The exotic lure of passion vine. I have one growing on the outside wall of my studio. When I was doing Open Studios in the fall this vine would frequently upstage my paintings. Visitors would be snared by its seductive blooms peeking out demurely from dense foliage. They would arrive in my studio not with interest in the paintings, but anxious to know the name of the exotic bloom. Eagerly they would thrust their iPhone picture, just taken, at me for an answer.
Recently one of my students remarked on the heady fragrance from the vine, noticed even before the blooms. On a perfect early fall day this week I myself succumbed to the mystery and brought out a folding chair and my sketch gear to hang out with one particularly well situated bloom.
I got a respectable enough but rather ho-hum sketch and was bested yet again by this showy flower. You can see my problem. Look at the palette of color and shapely forms of one of nature’s own prima ballerinas!
Even after I tried all my cool tricks like splatter and framing and such, I had lost heart to try again. Today maybe I’ll just sit for a few minutes, allow the vine’s spell to enfold me, and celebrate its beauty without trying to copy it.

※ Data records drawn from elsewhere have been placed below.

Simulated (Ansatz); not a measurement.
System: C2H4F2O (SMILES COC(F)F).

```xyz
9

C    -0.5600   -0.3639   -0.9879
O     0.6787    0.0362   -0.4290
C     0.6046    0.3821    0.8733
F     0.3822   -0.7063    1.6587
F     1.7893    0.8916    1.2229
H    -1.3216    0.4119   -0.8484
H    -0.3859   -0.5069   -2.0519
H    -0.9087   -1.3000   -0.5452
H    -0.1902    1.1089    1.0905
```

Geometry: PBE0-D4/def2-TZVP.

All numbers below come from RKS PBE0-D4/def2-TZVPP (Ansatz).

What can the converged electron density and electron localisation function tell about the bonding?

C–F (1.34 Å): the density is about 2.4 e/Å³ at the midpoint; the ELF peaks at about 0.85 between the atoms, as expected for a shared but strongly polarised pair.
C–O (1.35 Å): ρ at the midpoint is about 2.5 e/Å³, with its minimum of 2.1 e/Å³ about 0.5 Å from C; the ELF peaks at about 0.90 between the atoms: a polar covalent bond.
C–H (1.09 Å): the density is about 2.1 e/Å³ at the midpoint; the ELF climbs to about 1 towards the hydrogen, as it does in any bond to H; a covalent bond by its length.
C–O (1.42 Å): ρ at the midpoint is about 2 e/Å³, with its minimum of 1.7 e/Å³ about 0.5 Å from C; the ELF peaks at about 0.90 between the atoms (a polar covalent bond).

Every other Sunday I attend a meditation session and discourse by my Tibetan Buddhist teacher in Point Richmond, then drive home to Sebastopol. This Sunday I’d brought my sketch gear and took some time to eat lunch and sketch in the tiny town square. Point Richmond, even with its proximity to San Francisco and Oakland, has maintained a delightful small town ambiance with much of the cultural diversity and artistic interest found in other areas of the Bay Area. My plan is to work my way around the couple blocks of the town, enjoying some Sunday sketching as long as the weather holds.